Ben was a progressive, forward-thinking individual solidly against segregation and all forms of discrimination. There were no second-class citizens in his South. As a historian, he embraced the absolute credo that people from all walks of life, backgrounds, genders, ethnicities, and religions deserved to have their historical stories fully told and accurately included in the mainline fabric of southern history.  I admired Ben Wall for the sensitivity and equanimity he employed in his attempts to effect successful change in the historical profession at a time when it was needed badly. He worked hard for these changes in the profession while recognizing there was a significant difference between his personal actions as an individual historian and his actions as a someone holding a leadership position in the Southern Historical Association. 

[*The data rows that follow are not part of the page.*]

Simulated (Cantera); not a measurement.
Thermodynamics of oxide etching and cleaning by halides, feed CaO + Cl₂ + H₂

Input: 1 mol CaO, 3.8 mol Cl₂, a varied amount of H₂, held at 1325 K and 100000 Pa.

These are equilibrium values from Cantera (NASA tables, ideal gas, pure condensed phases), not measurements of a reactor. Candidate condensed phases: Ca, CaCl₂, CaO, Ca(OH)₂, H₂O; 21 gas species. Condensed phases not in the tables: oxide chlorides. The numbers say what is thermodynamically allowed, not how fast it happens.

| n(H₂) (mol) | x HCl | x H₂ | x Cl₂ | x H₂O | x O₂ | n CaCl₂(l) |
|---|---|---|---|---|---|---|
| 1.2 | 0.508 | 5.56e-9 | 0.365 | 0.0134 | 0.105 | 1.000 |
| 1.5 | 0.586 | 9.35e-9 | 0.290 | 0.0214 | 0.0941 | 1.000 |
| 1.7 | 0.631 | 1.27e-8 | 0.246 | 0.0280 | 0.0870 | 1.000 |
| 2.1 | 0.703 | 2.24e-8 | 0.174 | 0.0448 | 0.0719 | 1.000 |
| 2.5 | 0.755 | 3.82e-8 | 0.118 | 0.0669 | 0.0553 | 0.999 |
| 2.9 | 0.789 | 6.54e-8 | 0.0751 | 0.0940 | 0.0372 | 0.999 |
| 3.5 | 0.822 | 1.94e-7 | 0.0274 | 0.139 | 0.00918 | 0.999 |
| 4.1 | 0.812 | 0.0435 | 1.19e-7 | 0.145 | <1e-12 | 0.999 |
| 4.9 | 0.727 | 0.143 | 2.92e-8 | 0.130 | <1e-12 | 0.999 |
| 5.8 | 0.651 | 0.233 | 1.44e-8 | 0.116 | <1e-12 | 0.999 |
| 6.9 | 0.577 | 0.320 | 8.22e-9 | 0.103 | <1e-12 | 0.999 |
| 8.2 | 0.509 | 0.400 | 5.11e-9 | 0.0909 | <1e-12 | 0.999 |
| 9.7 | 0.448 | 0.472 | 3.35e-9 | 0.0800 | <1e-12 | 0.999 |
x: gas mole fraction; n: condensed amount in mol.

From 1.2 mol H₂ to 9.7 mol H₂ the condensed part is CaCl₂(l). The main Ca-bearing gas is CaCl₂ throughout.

He was successful, I believe, because he carefully avoided involving the SHA itself in external, at-large controversies beyond its stated academic mission. Although Ben and other members of the SHA did become personally active as individual historians in advancing many wider calls for change in southern society, Ben never crossed the line to invoke the name of the SHA in social reform initiatives beyond its organizational existence because he saw it as a professional association first and foremost dedicated to historical research, not wanting to have its scholarly standing potentially jeopardized before the public as an entity engaging in politicized activism during an era of difficult tensions across the South. Nonetheless, inside the organization from the 1950s to the 1980s, he worked consistently to implement needed SHA reforms which guaranteed full equality of all the association’s policies and practices, especially regarding issues of race and gender at a time when these considerations were passionately controversial throughout the South.

As a white historian Ben openly fought for civil rights sixty and seventy years ago, when doing so was not only rare in Southern academe, but also could be dangerous. He worked with the NAACP’s Thurgood Marshall to implement the successful integration of the University of Kentucky. Historian Thomas D. Clark has credited Ben as having been pivotal to that process. Within the SHA, Dr. Wall played a significant role in welcoming John Hope Franklin as a member of the Southern Historical Association. Along with C. Vann Woodward and Bell I. Wiley, Ben fashioned a panel held in Williamsburg, Virginia in which Dr. Franklin became the first African-American historian to present a paper at the annual SHA meeting. However, that year Franklin could not stay at the segregated Williamsburg Inn or attend the evening banquet there. Ben rectified that situation several years later at a subsequent SHA meeting when he prevailed upon the Peabody Hotel in Memphis to accept him as a guest. One year Dr. Wall peremptorily moved the entire SHA annual meeting to a new city on short notice because the previously arranged hotel venue refused to accommodate the association’s Black members.

John Hope Franklin once told me Ben Wall was one of the most remarkably fearless people he ever knew in the historical profession. That quality showed through when Ben organized a group of his historian friends, all of them white, to join Dr. Martin Luther King on the march from Selma to Montgomery. They marched as individual historians, not as representatives of their respective universities or the academic organizations to which they belonged. Ben often told the story that as some of them drove home together after the march, a loud group of white rowdies waving Confederate flags from the bed of a pickup truck followed them honking the horn and yelling racial slurs because their car carried signs which said: “Historians Against Segregation.” Ben was relieved when the pickup turned around at the Montgomery County line and went back to town.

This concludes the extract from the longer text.